Professor Eugenio Biagini
Our first seminar generated an enormous amount of interest and discussion, with Fintan O’Toole presenting his perceptive analysis of how globalisation and international investments have transformed Irish society and culture since the 1960s. We had a large number of graduate students who raised important questions about the impact globalisation has had on the country’s religious and civic culture, and the ongoing transformation of a society within which immigration and minorities have become aspects of the national identity.
We were also fortunate to welcome Tom Bartlett and Briona Nic Dhiarmada to lead us in a panel discussion following the screening of ‘1916 Irish Rebellion’, the RTE/PBS/ BBC documentary, followed by a panel discussion with Briona Nic Dhiarmada, Tom Bartlett. We reflected on the enormous success of this documentary when shown both in the US and in Ireland, and the very favourable public response in the UK as well. The documentary has been produced at a very significant stage in the relations between Ireland and Britain. Issues which emerged from the discussion included the multi-layered approach to the Rising proposed by the documentary and the shift in the debate on 1916 from the old anti-British dimension, to an emphasis on the wider democratic significance of the Rising in European, trans-Atlantic and indeed global history, and the key role played by the diaspora in planning and supporting the revolution.

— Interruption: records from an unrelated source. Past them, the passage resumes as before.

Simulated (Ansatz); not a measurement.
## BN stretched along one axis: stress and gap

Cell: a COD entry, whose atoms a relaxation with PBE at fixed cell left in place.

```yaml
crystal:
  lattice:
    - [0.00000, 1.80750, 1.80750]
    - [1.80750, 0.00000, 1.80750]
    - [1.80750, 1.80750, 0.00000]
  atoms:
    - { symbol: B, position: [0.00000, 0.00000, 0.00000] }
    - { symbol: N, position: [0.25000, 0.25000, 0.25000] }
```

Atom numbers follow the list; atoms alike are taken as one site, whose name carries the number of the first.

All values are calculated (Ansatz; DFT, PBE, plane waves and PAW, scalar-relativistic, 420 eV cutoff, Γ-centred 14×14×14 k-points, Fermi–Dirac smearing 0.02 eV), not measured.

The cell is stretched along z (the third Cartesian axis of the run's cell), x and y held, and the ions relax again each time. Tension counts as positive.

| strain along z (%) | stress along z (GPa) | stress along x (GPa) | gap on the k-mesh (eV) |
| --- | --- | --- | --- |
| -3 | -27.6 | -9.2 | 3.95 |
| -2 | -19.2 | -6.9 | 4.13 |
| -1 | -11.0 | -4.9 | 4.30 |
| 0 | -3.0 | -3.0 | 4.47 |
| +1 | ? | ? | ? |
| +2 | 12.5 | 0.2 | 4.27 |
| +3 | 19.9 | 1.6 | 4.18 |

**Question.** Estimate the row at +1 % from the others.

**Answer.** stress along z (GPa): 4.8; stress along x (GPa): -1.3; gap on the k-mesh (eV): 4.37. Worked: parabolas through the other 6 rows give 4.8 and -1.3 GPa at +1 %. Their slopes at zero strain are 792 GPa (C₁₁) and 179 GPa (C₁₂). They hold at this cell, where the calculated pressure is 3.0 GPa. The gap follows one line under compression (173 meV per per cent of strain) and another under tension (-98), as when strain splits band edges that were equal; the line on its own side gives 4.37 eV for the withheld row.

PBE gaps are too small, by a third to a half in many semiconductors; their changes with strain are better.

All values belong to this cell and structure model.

Our third and last meeting this term was addressed by Lyndsey Earner-Byrne from University College Dublin, on the theme ‘Artefacts of Poverty: letters oft he Irish Catholic Poor’. This was a most fascinating, innovative and exciting paper, and gave us a pre-view of a book which will soon be published by Cambridge University Press. Through the analysis of a unique collection of 4,361 letters sent by Dublin people to Archbishop Byrne, Lindsey reconstructed the mental world and the social strategy of a cross-section of Irish society. many were really poor, as the title of the paper said, but some were middle-class people whose livelihood had suddenly been affected by tragedy or economic downturn. The literary sophistication of some of these letters, as much as the social strategies which they suggested shed a totally new light on the life of the people in the early decades of democracy in Ireland.
On 8-9 December I shall take seven PhD students in Irish history to Edinburgh for a two-day joint graduate conference. The trip is largely sponsored by a private benefactor and by the faculty of History of the University of Cambridge, We are very grateful to both, and indeed to all of you for your support over the years.